Basic concepts of Automatic Speech Recognition

Read Time: 4 min

Speech is an integral part of communication. Importance of speech recognition has been increased over the years with advancement of technology. Through this tutorial, you will be able to get familiar with Automatics speech recognition system, necessity of such models, key terms, architecture of such systems and applications.

Table of Contents:

  • What is Automatic Speech Recognition?
  • Why is it desirable to study and research?
  • What are the challenges faced?
  • What are the key terms used for Speech Recognition?
  • How does Automatic Speech Recognition work?
  • Applications of Speech Recognition System
  • What can be improved more in this domain?
Let’s dive in!!

What is Automatic Speech Recognition?

Basically speech recognition refers to accurate translation of spoken utterances into text data i.e. words, sentences, syllables. This process is automated using various technologies like deep learning.

Necessity of automatic speech recognition

  • Speaking ability is primary way of communications for humans.
  • Speech is a form of communication that can be understood by anyone either literate or illiterate person.
  • Speech recognition can be very helpful to preserve endangered languages from local tribes or history.

Challenges faced

Speech recognition is such task where accuracy plays a very important role, otherwise there is no meaning of recognition.

Here are key challenges which make speech recognition a bit difficult:

  • Resources: Every human has it’s own way of speaking. Sometimes for machine, it becomes really difficult to understand such pattern accurately.
  • Speech Style: If a person is talking continuously or in isolated manner affects the ASR’s efficiency. In continuous speech case, it’s bit more easy to predict next words occurrences. Continuous speech refers fixed pattern of speaking governed by some rule like a teacher explaining a topic using slide show. Isolated speech is random one where no fix pattern observed like a conversation.
  • Environmental conditions: Environmental noise is unavoidable reason which causes decrease in accuracy. For e.g. background noise, room acoustics and instrument based noise (mic interruption)
  • Task specific problems: Even if noise is minimal, a lot of other factors like how sentences are morphologically structured, vocabulary types and range affect speech recognition.

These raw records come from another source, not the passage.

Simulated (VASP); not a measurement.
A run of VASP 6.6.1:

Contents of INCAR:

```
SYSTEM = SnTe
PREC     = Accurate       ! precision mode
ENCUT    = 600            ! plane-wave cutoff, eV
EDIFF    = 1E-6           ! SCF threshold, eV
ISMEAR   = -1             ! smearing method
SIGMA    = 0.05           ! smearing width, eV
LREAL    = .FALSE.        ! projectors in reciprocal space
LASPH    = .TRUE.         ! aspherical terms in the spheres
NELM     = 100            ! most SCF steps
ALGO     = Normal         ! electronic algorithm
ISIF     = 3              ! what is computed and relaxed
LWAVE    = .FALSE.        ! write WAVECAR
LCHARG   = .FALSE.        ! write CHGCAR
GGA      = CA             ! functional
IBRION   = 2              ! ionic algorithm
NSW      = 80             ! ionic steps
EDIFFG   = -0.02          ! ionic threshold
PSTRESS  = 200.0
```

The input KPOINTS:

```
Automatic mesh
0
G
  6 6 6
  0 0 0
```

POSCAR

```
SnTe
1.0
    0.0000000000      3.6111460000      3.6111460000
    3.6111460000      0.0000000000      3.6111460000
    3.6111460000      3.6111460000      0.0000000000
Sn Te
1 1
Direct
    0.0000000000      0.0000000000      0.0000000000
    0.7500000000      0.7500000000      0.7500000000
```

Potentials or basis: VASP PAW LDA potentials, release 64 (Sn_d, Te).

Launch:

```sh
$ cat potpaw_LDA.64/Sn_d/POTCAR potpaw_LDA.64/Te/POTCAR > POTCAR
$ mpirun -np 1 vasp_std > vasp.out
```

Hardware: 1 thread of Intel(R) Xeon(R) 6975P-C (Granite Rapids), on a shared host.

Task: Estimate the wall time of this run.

Key terms used in speech analysis

If you are a newbie in this domain, you will come across various weird terms or keywords, which needs to understand first. So let’s start:

  • Phoneme: Unit of sound that differentiate words from each other
  • Acoustics : Acoustics is basically a branch of physics which deals with waves of sound signals. When we say “Acoustics of room”, it represents how sound waves of room interact with each other.
  • Lexicon: A list words which with it’s specific pronunciation like vocabulary. It’s a bridge between language and information understanding given by that language.
  • Utterance: It is the smallest and continuous unit of speech with proper beginning and ending.
  • Syllable: It is unbroken, smallest unit of sound of a word.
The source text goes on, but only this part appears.